Welcome to RCD

RCD is a Python library for Recursive Causal Discovery. This package provides efficient implementations of algorithms that recursively learn a causal graph from observational data. RCD focuses on user-friendliness with a well-documented and uniform interface. Moreover, its modular design allows for the integration and expansion of other algorithms and models within the package.

How to cite:

If you use RCD in a scientific publication, we would appreciate citations to the following paper:

Mokhtarian, Ehsan, Sepehr Elahi, Sina Akbari, and Negar Kiyavash. "Recursive Causal Discovery." arXiv preprint arXiv:2403.09300 (2024).

Link to the paper: Journal of Machine Learning Research

BibTeX entry:

@article{JMLR:v26:24-0384,
  author  = {Ehsan Mokhtarian and Sepehr Elahi and Sina Akbari and Negar Kiyavash},
  title   = {Recursive Causal Discovery},
  journal = {Journal of Machine Learning Research},
  year    = {2025},
  volume  = {26},
  number  = {61},
  pages   = {1--65},
  url     = {http://jmlr.org/papers/v26/24-0384.html}
}

GitHub:

The source code is available on GitHub.

Website:

Documentation are available on RCD website.

Installation

The package is available on PyPI and can be installed using pip:

pip install rcd

Basic usage

The following snipped creates a random directed acyclic graph (DAG) and generates Gaussian data from it. Then, it uses one of the algorithms provided in our package, RSL-D, to learn the skeleton of the DAG from the data. Finally, it compares the learned skeleton to the true skeleton and computes the F1 score based on the edges.

from rcd import rsl_d
from rcd.utilities.ci_tests import fisher_z
from rcd.utilities.data_graph_generation import *
from rcd.utilities.utils import f1_score_edges
import networkx as nx

n = 100
p = n ** (-0.85)
adj_mat = gen_er_dag_adj_mat(n, p)

# generate data from the DAG
data_df = gen_gaussian_data(adj_mat, 1000)

# run rsl-D
ci_test = lambda x, y, z, data: fisher_z(x, y, z, data, significance_level=2 / n ** 2)

learned_skeleton = rsl_d.learn_and_get_skeleton(ci_test, data_df)
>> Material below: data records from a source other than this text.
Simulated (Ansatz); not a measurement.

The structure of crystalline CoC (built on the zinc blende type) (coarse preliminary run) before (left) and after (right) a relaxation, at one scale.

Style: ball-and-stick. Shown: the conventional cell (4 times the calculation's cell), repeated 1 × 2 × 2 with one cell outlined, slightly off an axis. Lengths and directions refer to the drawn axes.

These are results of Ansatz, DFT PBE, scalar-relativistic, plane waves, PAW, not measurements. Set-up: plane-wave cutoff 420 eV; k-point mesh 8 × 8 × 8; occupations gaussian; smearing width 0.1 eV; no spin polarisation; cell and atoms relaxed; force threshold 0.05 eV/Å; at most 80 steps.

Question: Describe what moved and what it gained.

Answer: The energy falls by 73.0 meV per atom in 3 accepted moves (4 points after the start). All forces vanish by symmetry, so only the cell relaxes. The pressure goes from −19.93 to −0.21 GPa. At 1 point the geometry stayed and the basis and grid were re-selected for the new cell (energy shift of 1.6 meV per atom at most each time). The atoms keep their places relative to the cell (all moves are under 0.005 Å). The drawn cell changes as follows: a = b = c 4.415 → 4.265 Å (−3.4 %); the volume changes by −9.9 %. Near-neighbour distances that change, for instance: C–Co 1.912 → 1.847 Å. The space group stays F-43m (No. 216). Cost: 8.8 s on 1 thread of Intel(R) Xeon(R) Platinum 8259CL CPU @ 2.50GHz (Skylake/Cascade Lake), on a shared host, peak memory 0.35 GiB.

# compare the learned skeleton to the true skeleton
true_skeleton = nx.from_numpy_array(adj_mat, create_using=nx.Graph)

# compute F1 score
precision, recall, f1_score = f1_score_edges(true_skeleton, learned_skeleton, return_only_f1=False)
print(f'Precision: {precision}, Recall: {recall}, F1 score: {f1_score}')

License

This project is provided under the BSD license.

BSD 2-Clause License

Copyright (c) 2024, EPFL
All rights reserved.

Redistribution and use in source and binary forms, with or without
modification, are permitted provided that the following conditions are met:

* Redistributions of source code must retain the above copyright notice, this
  list of conditions and the following disclaimer.

* Redistributions in binary form must reproduce the above copyright notice,
  this list of conditions and the following disclaimer in the documentation
  and/or other materials provided with the distribution.

THIS SOFTWARE IS PROVIDED BY THE COPYRIGHT HOLDERS AND CONTRIBUTORS "AS IS"
AND ANY EXPRESS OR IMPLIED WARRANTIES, INCLUDING, BUT NOT LIMITED TO, THE
IMPLIED WARRANTIES OF MERCHANTABILITY AND FITNESS FOR A PARTICULAR PURPOSE ARE
DISCLAIMED. IN NO EVENT SHALL THE COPYRIGHT HOLDER OR CONTRIBUTORS BE LIABLE
FOR ANY DIRECT, INDIRECT, INCIDENTAL, SPECIAL, EXEMPLARY, OR CONSEQUENTIAL
DAMAGES (INCLUDING, BUT NOT LIMITED TO, PROCUREMENT OF SUBSTITUTE GOODS OR
SERVICES; LOSS OF USE, DATA, OR PROFITS; OR BUSINESS INTERRUPTION) HOWEVER
CAUSED AND ON ANY THEORY OF LIABILITY, WHETHER IN CONTRACT, STRICT LIABILITY,
OR TORT (INCLUDING NEGLIGENCE OR OTHERWISE) ARISING IN ANY WAY OUT OF THE USE
OF THIS SOFTWARE, EVEN IF ADVISED OF THE POSSIBILITY OF SUCH DAMAGE.